Oil, steady above $82 on Wednesday, was headed for its fifth consecutive quarterly gain as recovering demand outweighs ample supplies and concern over monetary tightening in leading economies. Front-month crude futures on the New York Mercantile Exchange have gained almost 4 percent since December 31 2009, trading at $82.30 a barrel at 0455 GMT, down 7 cents from Tuesday.
Brent crude for May declined 13 cents to $81.15 in London. Prices traded as low as $69.50 this quarter in February, having touched $83.95 a barrel in January, the highest since October 2008 at the peak of the financial crisis. That range of less than $15 is much more stable than the wide price swings of the previous two years.

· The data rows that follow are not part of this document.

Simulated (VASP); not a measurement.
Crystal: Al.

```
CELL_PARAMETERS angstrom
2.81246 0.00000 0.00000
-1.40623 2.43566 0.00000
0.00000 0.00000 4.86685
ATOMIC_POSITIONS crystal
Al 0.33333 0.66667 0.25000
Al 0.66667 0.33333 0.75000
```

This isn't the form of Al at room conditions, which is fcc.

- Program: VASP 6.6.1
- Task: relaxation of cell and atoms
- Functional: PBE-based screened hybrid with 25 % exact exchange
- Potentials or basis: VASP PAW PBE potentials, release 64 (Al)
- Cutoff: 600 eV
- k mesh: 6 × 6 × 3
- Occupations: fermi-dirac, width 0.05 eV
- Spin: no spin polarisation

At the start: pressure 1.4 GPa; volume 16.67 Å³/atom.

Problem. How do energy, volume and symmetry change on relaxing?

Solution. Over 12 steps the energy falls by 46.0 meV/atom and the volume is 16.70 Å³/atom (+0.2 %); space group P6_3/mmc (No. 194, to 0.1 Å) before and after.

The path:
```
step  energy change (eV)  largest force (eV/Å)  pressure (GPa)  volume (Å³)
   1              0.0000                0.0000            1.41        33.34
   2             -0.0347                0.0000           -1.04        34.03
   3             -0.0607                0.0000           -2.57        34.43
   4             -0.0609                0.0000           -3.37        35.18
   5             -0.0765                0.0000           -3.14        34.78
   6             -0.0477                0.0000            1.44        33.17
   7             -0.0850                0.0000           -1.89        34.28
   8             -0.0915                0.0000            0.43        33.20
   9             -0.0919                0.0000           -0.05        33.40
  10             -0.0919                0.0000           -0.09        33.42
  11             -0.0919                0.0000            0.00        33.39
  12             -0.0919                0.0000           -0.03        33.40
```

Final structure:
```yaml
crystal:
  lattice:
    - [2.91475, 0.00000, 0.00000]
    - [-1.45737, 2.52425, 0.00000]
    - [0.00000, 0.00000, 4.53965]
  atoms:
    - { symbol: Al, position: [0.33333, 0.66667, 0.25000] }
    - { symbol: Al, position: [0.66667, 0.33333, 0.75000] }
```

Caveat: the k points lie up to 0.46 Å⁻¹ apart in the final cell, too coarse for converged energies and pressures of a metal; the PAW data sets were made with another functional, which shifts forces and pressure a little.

Implied volatility for US crude is now at its lowest level since prices surged to a record $147.27 a barrel on July 11, 2008, before plummeting to $32.40 in December of that year. Some major consumers at the biannual International Energy Forum (IEF) being held in Cancun, Mexico this week agreed with Opec members' claims that a price of $70-80 price was good for both sides.
Providing sufficient revenues for producers and incentives to build new projects, but not so high as to choke off growth in importing nations. The IEF aims to produce a statement when the meeting concludes on Wednesday outlining measures to minimise oil price volatility, including steps to increase market transparency.